Part of my work on the SCAPE testbeds involves producing a workflow for the large scale migration of TIFF to JP2 files, with validation. The tests I have run all involve the lossy compression of files.
Two tools that could be used for the validation of image payload, and therefore success of a migration, are Matchbox, developed for SCAPE by AIT, and ImageMagick’s “compare” tool. One of Matchbox’s tests gives a result of SSIM, a value between 0 and 1. The metric I chose to use from “compare” was PSNR, a value in decibels.
I ran some tests using thirty master TIFF files (approximately 28 mega-pixels in size) to see how effective Matchbox and “compare” were when calculating the sameness of a TIFF and an altered version of that TIFF, for example, with added noise, blur, pixellation and horizontally shifted pixels.
Baseline figures for a high quality lossy compression of a TIFF to JP2 using what is essentially the BL newspaper profile, gives a PSNR value of 52dB (good) and Matchbox SSIM result of 0.996 (good).
The tests showed that Matchbox successfully identified that the files were similar, despite the alterations. Mean results were greater than 0.995, indicating a good match. For the same comparisons using “compare”, the mean average PSNR was between 29-39dB, indicating that “compare” was better able to identify noise within the files, i.e. corruption in this use case, and that they were not identical. Runtime was a major difference between the tools, Matchbox took about five times as long for its comparison than ImageMagick.

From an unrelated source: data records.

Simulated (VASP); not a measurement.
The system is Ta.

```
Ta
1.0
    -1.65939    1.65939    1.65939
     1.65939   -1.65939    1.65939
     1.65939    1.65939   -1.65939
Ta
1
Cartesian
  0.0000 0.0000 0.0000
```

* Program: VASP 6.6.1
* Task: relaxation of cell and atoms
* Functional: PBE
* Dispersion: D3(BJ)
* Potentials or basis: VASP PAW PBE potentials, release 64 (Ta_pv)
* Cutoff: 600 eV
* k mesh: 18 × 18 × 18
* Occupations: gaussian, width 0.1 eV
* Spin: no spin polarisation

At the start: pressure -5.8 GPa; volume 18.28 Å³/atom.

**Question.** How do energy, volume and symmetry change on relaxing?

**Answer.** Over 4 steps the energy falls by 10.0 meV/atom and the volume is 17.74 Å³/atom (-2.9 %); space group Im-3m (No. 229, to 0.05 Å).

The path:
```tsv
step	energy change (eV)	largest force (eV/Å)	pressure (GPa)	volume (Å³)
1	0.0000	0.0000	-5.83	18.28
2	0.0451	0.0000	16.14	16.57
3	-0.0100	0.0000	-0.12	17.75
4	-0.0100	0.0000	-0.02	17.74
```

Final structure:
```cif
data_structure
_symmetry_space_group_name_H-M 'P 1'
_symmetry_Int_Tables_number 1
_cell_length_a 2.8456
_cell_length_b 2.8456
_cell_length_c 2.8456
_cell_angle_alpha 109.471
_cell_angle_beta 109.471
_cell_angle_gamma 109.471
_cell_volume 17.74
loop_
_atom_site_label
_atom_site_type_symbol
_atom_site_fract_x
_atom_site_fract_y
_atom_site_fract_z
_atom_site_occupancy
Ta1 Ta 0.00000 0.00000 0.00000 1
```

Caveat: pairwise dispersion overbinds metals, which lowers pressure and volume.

Using Matchbox as a means of ascertaining whether the images are exactly the same is not quite what the tool is designed for. It is designed to identify whether the image content within files is the same, for example, in two scans of the same document: “near duplicates”. There is a presentation about its impressive abilities. ImageMagick’s “compare”, on the other hand, cannot compare two files that have different dimensions. Because of the lower PSNR scores in these tests, which are an attempt to identify success of an image migration (sameness), a better metric may be PSNR as it is more sensitive to smaller differences between images.
If a migration did not involve the lossy compression of files there are other tests that could be used, such as direct comparison of pixel values.